The Tortoise And The Hare
By way of the Atlantic Review, we have this article in the Globalist, which offers the solution to Europe's market woes. And it's not "be like America." By balancing government spending, taking advantage of cheap-but-highly-skilled Eastern European labor, and controlled deregulation, Europe can defeat the stark predictions made in the OECD survey on economic policy.
I find some facets of the report itself hard to swallow. Presumptions on personal wealth and GDP are made from a decidedly American point of view, and linking their decline to a general "decline and fall of Europe," as Washington Post columnist Fareed Zakaria does, shows a general ignorance of European economic policy. There's a prevailing image of the European market being a bunch of old men smoking cigars and going home at 3:00 while they are being outmoded by Koreans delivering pizzas on their bikes. As if Europe has some catching up to do with America in the global market. It's okay, it's happening more surely than you think -- the EU just isn't willing to invade countries and grandstand against its allies to stimulate growth. Is that the real problem?
Plus, I challenge anyone to prove to me that we will see the average income go up for the US, because I am just not seeing that. It'll suffer far worse than the EU will in the face of outsourcing and labor disputes (or lack thereof), and I want to see that.
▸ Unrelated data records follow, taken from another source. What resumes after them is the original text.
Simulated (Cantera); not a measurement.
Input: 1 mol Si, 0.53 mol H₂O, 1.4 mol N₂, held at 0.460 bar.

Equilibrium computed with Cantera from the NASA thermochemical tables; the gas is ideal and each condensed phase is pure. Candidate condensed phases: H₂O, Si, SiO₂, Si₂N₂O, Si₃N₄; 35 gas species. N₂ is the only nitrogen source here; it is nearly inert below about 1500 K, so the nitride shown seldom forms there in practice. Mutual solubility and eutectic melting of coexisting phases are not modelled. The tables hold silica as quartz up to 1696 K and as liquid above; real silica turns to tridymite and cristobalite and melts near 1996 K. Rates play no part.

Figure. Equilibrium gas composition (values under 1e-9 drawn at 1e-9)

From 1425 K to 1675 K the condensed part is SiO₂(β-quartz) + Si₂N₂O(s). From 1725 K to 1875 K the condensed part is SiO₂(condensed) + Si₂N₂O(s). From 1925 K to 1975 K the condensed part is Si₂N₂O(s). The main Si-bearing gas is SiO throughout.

It's also argued that the restrictive lending and fiduciary concern in Europe is actually an asset, citing the now-bursting real estate bubble. Sufficiently persuasive: but, as Hutchinson notes, EU policy-makers are unfortunately not heading in this direction.

Comments
Wait, you WANT to see American wages go down? Why? I don't. Yeah, I read the survey, too. It's interesting, but we economists are a pretty clueless population -- sorry about the stereotype, but what passes for economics is so often the myopic drivel of those who couldn't hack it in the real arts and sciences, isn't it? I mean, we've all said for decades now that the standard of living in the US is higher than that of the Europeans, always based on comparisons of factory workers' wages and currency exchange and other meaninglessness. What about the huge number of dirt poor people in America, murders, per capita child abuse cases, American wage-slavery on the one hand, and then on the other hand you have millions of European dead in the World Wars and holocaust. Do these topics factor into a discussion of living standard, or are they too big, too historic, and therefore too unfathomable? So, we go back to counting our beans, eating, screwing, and listening to music.
Sam; March 8, 2006 2:33 AM
The old smokin' Europeans vs. the Korean pizza-delivery kids -- that's a good line.